Owning a home is one of the biggest dreams for most persons. They envision the time when they can get rid of their landlords, make their own home décor choices, and stop worrying about home security. However, owning a home can become more like a nightmare if you bite off more home than you can chew. It's important to match your home ownership plans with what you can truly afford.
The mortgage meltdown in the United States has had far-reaching implications on the global financial marketplace. While Americans face thousands of devastating foreclosures and some stunning bank crashes, the rest of the world is reeling from the effects of the reduction in credit availability and the fall in the American consumers’ spending power.
One of the reasons for the current real estate crisis up north is that many people spent too much money buying homes that they really didn't have the earning capacity to pay for. In previous years, the American economy had enjoyed a booming real estate market, with an exponential growth in home prices. In expectation of this continued growth, many persons bought homes with mortgage payments that they couldn't afford, hoping to upgrade the property and ‘flip’ it for quick profit. The softening of real estate prices meant that they were stuck with homes they couldn't sell.

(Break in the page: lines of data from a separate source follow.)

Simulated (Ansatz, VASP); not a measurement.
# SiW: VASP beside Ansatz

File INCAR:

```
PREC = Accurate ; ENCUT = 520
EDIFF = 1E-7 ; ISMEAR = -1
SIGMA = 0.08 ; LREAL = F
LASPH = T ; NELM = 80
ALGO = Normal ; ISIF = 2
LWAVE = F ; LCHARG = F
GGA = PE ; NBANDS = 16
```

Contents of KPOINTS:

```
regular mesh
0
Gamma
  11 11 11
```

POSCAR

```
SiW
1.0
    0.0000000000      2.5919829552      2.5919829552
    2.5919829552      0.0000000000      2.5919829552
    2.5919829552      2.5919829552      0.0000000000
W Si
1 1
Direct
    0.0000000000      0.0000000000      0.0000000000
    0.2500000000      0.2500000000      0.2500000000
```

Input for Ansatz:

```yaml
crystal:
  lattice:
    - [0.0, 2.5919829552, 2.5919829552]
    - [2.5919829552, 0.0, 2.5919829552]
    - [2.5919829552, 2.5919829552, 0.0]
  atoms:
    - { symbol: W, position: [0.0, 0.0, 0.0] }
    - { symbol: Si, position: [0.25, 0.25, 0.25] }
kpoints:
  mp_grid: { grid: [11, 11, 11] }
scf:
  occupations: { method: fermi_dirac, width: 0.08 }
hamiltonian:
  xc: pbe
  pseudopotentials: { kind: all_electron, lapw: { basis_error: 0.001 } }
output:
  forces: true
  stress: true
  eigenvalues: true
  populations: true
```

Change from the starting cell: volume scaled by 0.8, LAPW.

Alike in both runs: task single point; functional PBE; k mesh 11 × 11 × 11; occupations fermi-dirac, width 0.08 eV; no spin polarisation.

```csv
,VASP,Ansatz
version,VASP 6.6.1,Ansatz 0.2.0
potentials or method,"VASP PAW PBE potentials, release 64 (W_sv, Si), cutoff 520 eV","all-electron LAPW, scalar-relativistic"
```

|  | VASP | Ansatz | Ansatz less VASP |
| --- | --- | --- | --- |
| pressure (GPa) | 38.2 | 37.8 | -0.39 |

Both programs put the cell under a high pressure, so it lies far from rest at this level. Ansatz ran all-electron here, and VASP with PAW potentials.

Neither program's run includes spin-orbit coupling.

Other persons who didn't qualify for mortgages were swayed into buying homes by lenient lending policies that offered ‘zero per cent down’ deals, and sub-prime mortgage plans. These loans came with a catch that at some point the initially reasonable interest rate would balloon into an amount that was beyond the means of the homeowner to pay. To compound the crisis, large financial institutions invested in these sub-prime loans which now seem irrecoverable.
It's not impossible for this scenario to be repeated in Jamaica if we don't learn the lessons from their costly mistakes. When thinking of home ownership there are some key issues that you need to consider:
Do you have enough money for the down payment?
Most sales agreements require between 15 - 20 per cent of the purchase amount as an initial deposit. If you're tempted by an offer that has a significantly lower down payment, remember that it will only increase your loan amount and your monthly requirement. Money to pay closing costs such as attorney's fees, processing fees and government taxes must also be available. Note that you should never totally deplete your savings for the deposit, as this can put you at risk in case of an emergency.
Can you pay the mortgage along with your other debts?
This is the lender's most important consideration when deciding to grant you a loan. Your debt-to-income ratio looks at your mortgage payments and other loan obligations, such as credit cards and car loans, as a percentage of your gross income. Many mortgage companies use a ratio of approximately 33 per cent; that is your total loan payments should not be more than one third of your gross income.
Can you afford to maintain the property?
It's one thing to have the down payment and the mortgage covered. Being able to afford the regular upkeep costs associated with home ownership is another. You also have to consider home insurance and mortgage peril insurance payments, property taxes, strata fees, security and repair costs in determining if you can afford to buy a house.
Is your source of income stable?
You need to think about how secure your income sources are before you commit to this big purchase. Some persons have taken the risky route to home ownership by depending on income from ‘alternative’ investments to meet their house payments. If you would never be able to afford the loan on your regular salary, maybe you should re-think buying a house until you can create additional earnings that you can rely on.
Is it a lot cheaper to rent than to buy?
If the cost of purchasing the kind of home you would like to live in is several times the cost to rent a similar property, it might not be a wise financial decision to buy. If there is a huge difference in renting vs. buying costs, then perhaps you can consider getting a less expensive house. You can even rent out your property and save the extra amount, so that later you will be able to afford to trade up to your dream house.
If you're comfortable with your answers to the above, and you believe you're ready to take the plunge into buying your own home, how about testing the water before you actually jump in? Calculate the total expected cost of home ownership and save this amount for a few months to see if you can really manage it. If you find that your ‘pretend’ mortgage payment does not break your pocket, then go for it- you just might be able to afford your own home.